Curb appeal matters. Today’s popular uncluttered facades are not only cleaner and more visually appealing, they’re also less expensive to build. That doesn’t translate to a plain white box, however.

“We’re seeing a shift away from ostentatious designs toward a more pure architectural design with special touches to provide for personality, individualism and contemporary styling,” says sales and marketing manager Joe Holes at D.R. Horton, which is building in Red Hawk Reserve. Unique features like rotundas are in vogue, he says. “They add movement and shadows to the look of the home without making them look excessively palatial.”

Clay-based exterior colors still win Most Popular awards, along with multiple trim colors and color-coordinated fascia. And, whenever possible, buyers are selecting natural elements to enhance the look of their new homes.

“They’re asking for more stone than we’ve seen in years—river stone, stacked stone, flagstone, a dozen different styles,” sales Medallion Home sales and marketing director Gregg Glasser, whose company is building in The Enclave at Country Meadows, Gamble Creek Estates & Preserve and other Manatee County communities.

“Our buyers have tired of the plain Jane elevation,” says Glasser. “Now that homes are more affordable, they want to dress them up to add a sense of warmth and a sense of arrival. We got so many requests for a French country elevation that we actually changed the entire exterior of our new Cacaos model in Twin Rivers to it.”
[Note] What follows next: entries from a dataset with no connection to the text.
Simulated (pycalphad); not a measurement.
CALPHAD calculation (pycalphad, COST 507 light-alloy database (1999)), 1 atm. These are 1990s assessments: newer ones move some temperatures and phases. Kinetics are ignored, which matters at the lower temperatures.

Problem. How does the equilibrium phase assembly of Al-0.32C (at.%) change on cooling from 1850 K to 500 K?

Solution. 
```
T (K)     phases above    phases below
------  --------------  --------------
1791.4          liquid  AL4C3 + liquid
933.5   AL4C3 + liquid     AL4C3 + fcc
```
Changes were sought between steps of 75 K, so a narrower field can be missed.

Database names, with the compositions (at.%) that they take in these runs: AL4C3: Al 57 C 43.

Hands down, today’s most popular floor plan is open and casual, whether it’s a 1,500-square-foot home or one that’s double or even triple the size. The trend is shifting away from vast expanses of square footage that have no practical use and toward maximizing every single square inch. And with today’s high-efficiency heating and cooling systems, people can afford that open feeling without spending a ton of money on electric bills.

“Nobody’s dollar goes as far as it used to; everybody is conscious of value, and people want to see an efficient use of space,” says David Hunihan, director of sales at Neal Communities. Replacing hallways are living spaces that merge into one another. Formal dining rooms are being replaced with one big eating area flowing from the kitchen—a trend that appeals to all ages and price points, Hunihansays.

"We used to offer a small percentage of great-room plans a few years ago,” says Hunihan, “but now it’s completely flip-flopped; 75 percent to 80 percent of our buyers want great rooms.”

And outdoor living rooms are still of great interest, especially with buyers at higher price points who want to take advantage of the Florida weather. If you want an outdoor kitchen, be willing to pay, cautions Hunihan. “They’re expensive, especially if you want something to withstand the elements.”


Traditional kitchens so in vogue a few years ago, with their raised-panel, solid-wood cabinets, scrollwork flourishes and Tuscan-themed stone backsplashes, are losing ground to a cleaner-lined contemporary look, say local experts.

“Contemporary kitchens are hot,” says Ron Cook of Cook’s Custom Cabinetry, who has designed some of the area’s best kitchens for 45 years. That means flush cabinet doors that hide their hinges and flat, instead of cylindrical, polished chrome drawer pulls. Busy granite patterns are giving way to sleek Silestone and Caesarstone. “They’re a more subtle look,” says Cook. “You don’t want your countertop to be so busy that your eye goes right to it.”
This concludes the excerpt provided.